Many companies' managers shy away from talking about their competitors during analyst conferences. The analysts follow suit, usually, though mostly everyone knows who is being talked about using terms like "the competition," and "the other guys."
Not Oracle. Following the lead of Larry Ellison, they name their competitors and openly discuss the game of competing. Take the recent (March 20, 2007) Oracle analyst conference on fiscal Q3 2007 results (see my summary). Oracle had a great quarter, but that was not crowing enough.

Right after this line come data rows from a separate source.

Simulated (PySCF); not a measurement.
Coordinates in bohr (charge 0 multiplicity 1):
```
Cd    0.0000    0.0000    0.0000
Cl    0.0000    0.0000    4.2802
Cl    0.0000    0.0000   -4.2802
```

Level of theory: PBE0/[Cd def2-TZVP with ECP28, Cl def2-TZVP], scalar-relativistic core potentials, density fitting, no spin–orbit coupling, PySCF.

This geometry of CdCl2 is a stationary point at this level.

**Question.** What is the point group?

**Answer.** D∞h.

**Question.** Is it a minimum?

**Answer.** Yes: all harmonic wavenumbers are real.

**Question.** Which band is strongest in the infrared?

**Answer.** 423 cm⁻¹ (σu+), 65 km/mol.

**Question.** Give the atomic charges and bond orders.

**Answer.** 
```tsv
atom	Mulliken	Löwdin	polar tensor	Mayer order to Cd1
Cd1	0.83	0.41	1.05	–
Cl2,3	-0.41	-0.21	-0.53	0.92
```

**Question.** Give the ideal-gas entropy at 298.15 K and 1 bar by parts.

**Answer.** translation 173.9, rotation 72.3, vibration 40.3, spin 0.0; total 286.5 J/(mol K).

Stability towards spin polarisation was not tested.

BEA makes "middleware" or application servers. Basically, this is complex software that sits on top of the operating system (usually Linux or Unix) and allows applications (Web services, for instance) to work efficiently for large numbers of users. Some say that it is unnecessary: a good operating system should handle the job. Still, billions of dollars worth of this software is sold every year. According to Oracle spokespeople, BEA's revenues from middleware grew 8% this last year. Oracle, a late-comer to the middleware game, had a growth rate of 82% and now has higher middleware revenues than BEA. Another big middleware competitor is IBM.
SAP, on the other hand, is known for its ERP (enterprise resource planning) software, and it makes related software like CRM (customer resource management). Oracle bought Seibel, the big CRM player. Combining Seibel's capabilities with Oracles database prowness and making a unified suite of ERP/CRM products, Oracle is now Number 1 in CRM market share, grew this segment by 57% over the year, and is looking to eventually take the number 1 ERP spot from SAP. Given the two-decades of grumbling I have heard about SAP, this is not impossible.
Oddly, there was little mention of Microsoft, a favored recipient of Oracle bashing. In the CRM/ERP market Microsoft is a relatively new entrant and is mainly targetting businesses smaller than Oracle and SAP provide services for. Of course that has usually been Microsoft's manner of entry: start with very small businesses, improve and learn, migrate up the gravy train as those small businesses grow.
It is also notable that Oracle is targetting specific industries (like finance and oil) with ERP/CRM products designed for those industries. Many small players like CDC Corporation (CHINA) have been successful with this strategy, but Oracle can immediately go after the largest corporations.
Oracle, once just a database company, has clearly succeeded in building a suite of products that work well together and meet the needs of medium to large businesses.
I do not currently own Oracle stock (or BEAS or SAP), but I do own a bit of Microsoft (MSFT).